Roberts rose on the Senate floor to respond to Rockefeller's unusually candid discussion of intelligence practices and said he had filed his own amendment to counter Rockefeller's allegations. The committee, he said, had conducted "aggressive oversight of all aspects of the war on terrorism," including the CIA practices in question.

Another intelligence investigation is "currently unnecessary. I think it would be impractical . . . and damaging to the ongoing operations" and would hurt morale at intelligence agencies, Roberts said. He said some people had an "almost a pathological obsession with calling into question the actions" of the intelligence community.

The legality of the CIA's interrogation and rendition practices has been called into question by allegations of prisoner abuse involving CIA employees, and by assertions of some freed prisoners that they were tortured at foreign prisons after being transported there by the CIA. It is illegal, under U.S. and international law, to knowingly send someone to a country where it is likely that they will be tortured.
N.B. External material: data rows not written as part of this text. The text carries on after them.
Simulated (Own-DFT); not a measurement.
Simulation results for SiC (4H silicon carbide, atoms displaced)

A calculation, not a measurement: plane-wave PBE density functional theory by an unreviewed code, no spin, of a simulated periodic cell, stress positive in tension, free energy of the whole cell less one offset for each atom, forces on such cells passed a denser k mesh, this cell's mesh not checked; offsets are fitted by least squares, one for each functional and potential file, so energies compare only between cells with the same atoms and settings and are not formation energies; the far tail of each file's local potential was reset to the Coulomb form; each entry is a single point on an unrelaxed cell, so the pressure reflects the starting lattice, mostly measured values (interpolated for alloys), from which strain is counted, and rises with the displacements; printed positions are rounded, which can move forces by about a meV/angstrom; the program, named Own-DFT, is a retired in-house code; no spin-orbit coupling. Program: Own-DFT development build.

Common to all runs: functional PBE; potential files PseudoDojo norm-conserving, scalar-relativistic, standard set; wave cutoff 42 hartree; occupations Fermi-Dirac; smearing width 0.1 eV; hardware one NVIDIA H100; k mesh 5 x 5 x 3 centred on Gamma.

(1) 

Rendition is a CIA operation in which a suspected terrorist is captured in a foreign country, usually by the foreign country's security service, and then, without a legal proceeding, secretly flown by the CIA to another country for detention and interrogation. The term derives from the notion that the CIA could render a fugitive to justice and it was first used in the mid-1990s to bring drug lords and terrorists to trial. After Sept. 11, 2001, the CIA has used renditions to detain and hide 100 to 150 suspected terrorists who are denied visits by officials from other U.S. agencies or the International Committee of the Red Cross.

The State Department did not learn of the CIA's extensive post-9/11 rendition practices until The Washington Post disclosed a Justice Department memo written to the CIA that defined torture in an unconventional way and was seen as giving a green light to harsh interrogations, officials said. The August 2002 document was subsequently withdrawn by the Justice Department, and a new legal interpretation with a more mainstream interpretation of the Geneva Conventions, was issued.

Since Sept. 11, the CIA has also set up an unknown number of secret detention facilities to hold about 30 better-known terrorists such as Khalid Sheik Mohammed, the mastermind of the Sept. 11 plot, according to intelligence officials. The conditions of confinement and treatment are unknown.

Defense and intelligence officials have said in recent interviews that they expect these detainees to be held for life, without trial. Some senior CIA officials asked the White House late last year to find an alternative to long-term, secret CIA detentions. But the discussions were inconclusive.

Several senior national security officials argued that the CIA's secret detainees "had to come out into the real world," said one former senior U.S. official involved in the discussions. This official, and some defense officials interviewed recently on the matter, said keeping the CIA system shrouded in secrecy was unhealthy for the interrogators.

"The reasons why this should be regularized are not just to benefit the detainee," he said. "Because if someone dies in your custody, the temptation is to forget about it. You should not tempt yourself that way."

Unlike the Defense Department, which has conducted more than a dozen inquiries into detainee interrogation and detention, there has been no broad inquiry into the CIA's system. The CIA inspector general is probing about a half-dozen allegations of detainee abuse.